A transatlantic offshoot of creator Armando Ianucci’s razor tongued British political satire, that already found fame and an Oscar nod for Best Screenplay with 2009 movie In the Loop, HBO’s Veep should find itself to be election season catnip for politicos and anyone else so sick of polarizing partisanship they can do nothing else at this point but laugh. Careful not to divide his audience the way politicians have managed to divide the nation, Ianucci’s scathing indictment of the ineptitude of the Washington establishment makes no mention of party or ideological affiliation.
While Julie Louise-Dreyfus’ Vice-President might be a callow, self-serving, dim-bulb brunette, this is no Palin knock-off. With the President never seen, or even heard from the target of Ianucci’s ire is, as it was in Britain, the absurdity of a political system replete with all the moral cowardice and overriding self-interest that has seemingly high-jacked the halls of power on both sides of the Atlantic. To quote a random senator musing on the VP’s chances of obtaining sponsors for her legacy-building Filibuster Reform Bill: “Trying to get a reform bill through the very body it is designed to reform is like trying to convince a man to fist himself.” Quite.
American politics has always had a little more in common with showbiz than it does back in Blighty, and with that in mind Veep is that little bit snazzier, that bit glossier, and more preoccupied with presentation. The drab, grey, closeted interiors that so aptly characterized the British original simply wouldn’t suit here. Of course, no career politician would be complete without an entourage of Washington lifers and Ianucci duly obliges.
Anna Chlumsky, yes, My Girl herself, gives a fine turn as a snappy Congressional aide, Amy Brookheimer. Flanking her are Dan Egan (Reid Scott) as an ambitious wannabe, Mike McClintock (Matt Walsh) as the embittered veteran, and Gary, a sycophantic cretin played to perfection by Arrested Development’s Tony Gale. The swearing might have been toned down, but the machine-gun gag ratio is every bit as rat-a-tat as we have come to expect from Ianucci.
Co-writing and on directing duties, the diminutive Glaswegian builds on the incidental comedy of embarrassment style pioneered by The Office and captures the bubble-dwelling mentality of people whose inflated sense of their own self-worth far outstrips their miniscule ability. The sort of people who refer to a meet-and-greet with the people whose pleasure at which they serve as “normalizing.”

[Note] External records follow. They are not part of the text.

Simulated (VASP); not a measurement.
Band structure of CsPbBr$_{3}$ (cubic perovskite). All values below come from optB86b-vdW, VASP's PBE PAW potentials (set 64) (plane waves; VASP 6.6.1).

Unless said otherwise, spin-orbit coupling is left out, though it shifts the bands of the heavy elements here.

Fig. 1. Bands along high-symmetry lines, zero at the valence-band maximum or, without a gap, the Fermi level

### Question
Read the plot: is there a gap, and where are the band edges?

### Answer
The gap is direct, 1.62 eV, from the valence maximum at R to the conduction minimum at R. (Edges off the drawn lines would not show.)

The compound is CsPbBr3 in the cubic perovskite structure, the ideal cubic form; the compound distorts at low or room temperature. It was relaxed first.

If there is one complaint it is that, thus far, there appears to be no sign of an American equivalent to the original series crown jewel – Malcolm Tucker, the sweary, ball-busting director of communications wielding a Rolodex of insults (“You, Frodo…Ron fucking Weasley…The baby from Erasorhead!”). Should he at any point arrive then HBO surely has another instant classic on their hands. As it stands right now, they just have a very funny comedy, which is enough.